The federal government is collecting on loans to student borrowers—dead or alive.

Since 2002, Ottawa has forwarded 100 accounts of deceased students to the Canada Revenue Agency, recovering $14,645.53 from their estates, according to figures obtained by the non-profit group Coalition for Student Loan Fairness under the Access to Information Act.

For student loans negotiated between 1995 and 2000, the government can still collect on loans if the death or permanent disability of the borrower occurs six months after graduation. This risk-shared regime, where financial institutions assumed the risk of the loan in return for a fixed payment from the government, ended in August 2000.

The government now directly finances all loans and forgives debts if the borrower dies.

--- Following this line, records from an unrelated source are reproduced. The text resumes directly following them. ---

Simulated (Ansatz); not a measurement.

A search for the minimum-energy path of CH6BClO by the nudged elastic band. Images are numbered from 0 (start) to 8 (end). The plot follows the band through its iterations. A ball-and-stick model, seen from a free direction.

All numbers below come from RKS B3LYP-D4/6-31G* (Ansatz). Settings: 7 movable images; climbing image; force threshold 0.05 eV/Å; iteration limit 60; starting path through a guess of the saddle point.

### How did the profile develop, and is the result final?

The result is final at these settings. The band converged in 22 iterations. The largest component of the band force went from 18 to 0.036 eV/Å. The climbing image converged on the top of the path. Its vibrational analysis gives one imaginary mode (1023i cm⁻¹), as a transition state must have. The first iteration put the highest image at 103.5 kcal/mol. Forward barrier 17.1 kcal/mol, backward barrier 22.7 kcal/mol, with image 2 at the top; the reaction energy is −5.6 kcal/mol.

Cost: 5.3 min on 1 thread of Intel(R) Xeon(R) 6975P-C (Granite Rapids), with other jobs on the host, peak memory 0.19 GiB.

For borrowers who become permanently disabled, debts could be forgiven if the Minister of Human Resources and Social Development Canada, Monte Solberg, is “satisfied” that the borrower “will be unable to repay the loan without exceptional hardship, taking into account the borrower’s family income,” reads the Canada Student Financial Assistance Act.

“Between April 2003 and June 2007, 921 Canada Student Loans with a total value of $6.5 million were forgiven due to the death of the borrower,” wrote Pema Lhalungpa, an assistant to Solberg, in an email Monday.

But families of deceased students with risk-sharing loans have been getting calls from collection agencies, and the CSLF is calling on the government to forgive those debts.

“There is no reason to have such different rules for the collecting of certain loans versus others,” said Julian Benedict, founder of the CSLF. “I don’t think it matters to the family of the dead borrower whether the loan was taken out in ’95 or 2000.”

Deceased borrowers’ estates are contacted to “determine if there are any available funds to be applied towards the debt,” Catherine Jolicoeur, a spokeswoman for the CRA, told the Canadian Press.

After a borrower’s income tax refunds are applied to the debt, Jolicoeur said, collection activity stops even if there is still money owed.

Jen Hassum, chairperson of the Canadian Federation of Students-Ontario, said the post-mortem collection was a manifestation of a larger student debt problem in Canada. “It’s an example of people falling through the cracks of an already broken system,” she said.

“The whole problem with the system is that it relies on loans,” Hassum said. “It’s a profit-driven approach to financial assistance, because they charge interest rates, there are collection agencies involved, there are third parties that run our loan system on a day-to-day basis.”

CFS has called for an end to interest on student loans and for the creation of a national system of need-based grants.

Solberg’s ministry also disburses scholarships through the Canada Millennium Scholarship Foundation, which is up for renewal this year. The University of Toronto Students’ Union wants the CMSF and the student loan program “merged into one system that would waste less on bureaucracy,” said Dave Scrivener, UTSU’s VP external.

“Our petition is calling for the creation of a national program, using money from the CMSF towards a dedicated, direct infusion into the system for grants,” he said.